Parallel programing with Dask¶
Dask is a library that allows to decompose an array into objects of small sizes (chunks
). Therefore, big datasets are not loaded into memory at once. Additionnally, parallel computing is possible on these chunks
objects. Let’s see an example.
First, the SST field is loaded using xarray
import matplotlib.pyplot as plt
import xarray as xr
data = xr.open_dataset('data/surface_thetao.nc')
data = data.isel(olevel=0)
data = data['thetao']
data
Let’s compute the time-mean of the given dataset, and load in memory the output.
%%time
datamean = data.mean(dim='time_counter')
datamean = datamean.compute() # does the calculation and store in memory
datamean.min()
Now, let’s spatially divide our dataset into squares of 150x150 pixels. This is done using the chunk
method (you can also provide a chunks
argument in the open_dataset
method).
data = xr.open_dataset('data/surface_thetao.nc')
data = data.isel(olevel=0)
data = data['thetao']
data = data.chunk({'x': 150, 'y': 150})
data
%%time
datamean2 = data.mean(dim='time_counter')

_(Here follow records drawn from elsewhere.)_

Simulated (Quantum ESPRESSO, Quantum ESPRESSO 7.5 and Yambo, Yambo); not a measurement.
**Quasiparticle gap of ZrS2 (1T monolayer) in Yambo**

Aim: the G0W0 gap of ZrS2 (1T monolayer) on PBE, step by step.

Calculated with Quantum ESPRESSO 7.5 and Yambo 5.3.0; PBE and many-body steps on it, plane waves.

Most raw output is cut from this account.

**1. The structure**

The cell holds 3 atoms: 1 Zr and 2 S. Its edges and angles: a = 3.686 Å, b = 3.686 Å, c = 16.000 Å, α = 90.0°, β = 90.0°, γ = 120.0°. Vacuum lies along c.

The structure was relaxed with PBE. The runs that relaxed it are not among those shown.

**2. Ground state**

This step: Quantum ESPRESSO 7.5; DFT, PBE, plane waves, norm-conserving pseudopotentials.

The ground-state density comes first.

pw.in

datamean2 = datamean2.compute()
datamean2.min()
The computation time is much better using the chunked data array. And the use of memory is reduced. To see how dask manages the computation, you can use the dask.visualize
method. It first requires that the dask
object is extracted from the xarray
object.
datamean2 = data.mean(dim='time_counter')
dask_obj = datamean2.data
dask_obj.visualize()
In the above graph, it can be seen that each chunk has it’s own (y, x)
map.
If now the mean over all dimensions is computed:
datamean3 = data.mean()
dask_obj = datamean3.data
dask_obj.visualize()
In this case, the mean maps are first computed for each chunk. Then the mean maps for some chunks are recombined together. The last 4 objects are finally aggregated together to give the final output.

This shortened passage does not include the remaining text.